On Monday, Oak Bay council passed a motion to move a portion of sewage charges from the water bill to the tax bill. Now, the CRD post-2006 sewer debt costs will be allocated such that 30% will be on taxes and 70% will be on water consumption. This is a change from the current structure of 100% based on water consumption.
Councillor Kevin Murdoch brought this motion forward, citing that the goal of cost allocation for services should at all times strive to be fair, transparent, and reflect the cost of services provided.
With 28% year-over-year growth of the CRD sewer costs putting more and more money onto the water bill, the issue was a frequent debate in council meetings as to whether it was best tied to the user pay model of water consumption.
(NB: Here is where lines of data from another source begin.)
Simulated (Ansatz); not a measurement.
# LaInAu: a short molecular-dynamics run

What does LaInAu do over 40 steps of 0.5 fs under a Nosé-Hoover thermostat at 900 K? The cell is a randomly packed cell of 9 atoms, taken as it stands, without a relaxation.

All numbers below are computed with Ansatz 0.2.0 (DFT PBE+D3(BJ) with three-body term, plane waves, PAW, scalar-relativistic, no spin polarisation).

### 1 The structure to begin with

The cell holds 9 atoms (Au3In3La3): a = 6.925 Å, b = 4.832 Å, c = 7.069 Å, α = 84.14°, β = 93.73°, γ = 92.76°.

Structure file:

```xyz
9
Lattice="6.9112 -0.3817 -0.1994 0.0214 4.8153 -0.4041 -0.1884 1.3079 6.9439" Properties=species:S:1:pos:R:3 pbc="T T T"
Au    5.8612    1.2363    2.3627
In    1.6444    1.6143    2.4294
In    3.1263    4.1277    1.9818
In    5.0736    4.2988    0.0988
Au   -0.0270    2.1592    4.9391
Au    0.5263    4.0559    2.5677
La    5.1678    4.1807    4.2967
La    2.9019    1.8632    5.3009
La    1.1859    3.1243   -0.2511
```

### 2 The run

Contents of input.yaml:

“So in 2004 when this first started being allocated onto the water bill, sewage was about 4-5% of the water bill. In 2010, it was about 11%. We are at about 45% now and it keeps going up and up and up, to the point where about 70-80% of everyone’s water bill is going to be just the capital portion of the sewage treatment at the CRD. Nobody’s use of water affects the close to billion-dollar capital build cost of that plant,” says Councillor Murdoch.
The motion recognizes that some sewage cost is based on water consumption but that the vast majority of the costs are due to a large fixed-capital project, the sewage treatment plant. The plant is not going to change in cost whether people use more or less water.
While the change in rate allocation will result in very little change to what residents pay (the difference for an average household between the current model and the new one is $0.29 per bill), the new allocation will do two things:
• Allow seniors to defer the tax portion (30%)
• Improve visibility of rate increases
With increasing sewage costs, a question of ability to pay arises. When the cost is on the water bill, it can’t be deferred. Moving some of it back to taxes allows seniors to defer the tax portion of the payment. This helps elderly in their ability to stay and age in place.
In terms of visibility, a water bill does not show what you paid last year and what you paid this year. There is no comparison to show increases. On taxes, it shows when rates increase and shows comparisons to prior years. Having it split on the water bill and taxes will make it more transparent.
While the vote on the motion was almost unanimously in favor, Mayor Jensen was opposed, feeling both that it is more transparent in its current format, and that having it tied to water consumption, encourages residents to use less water.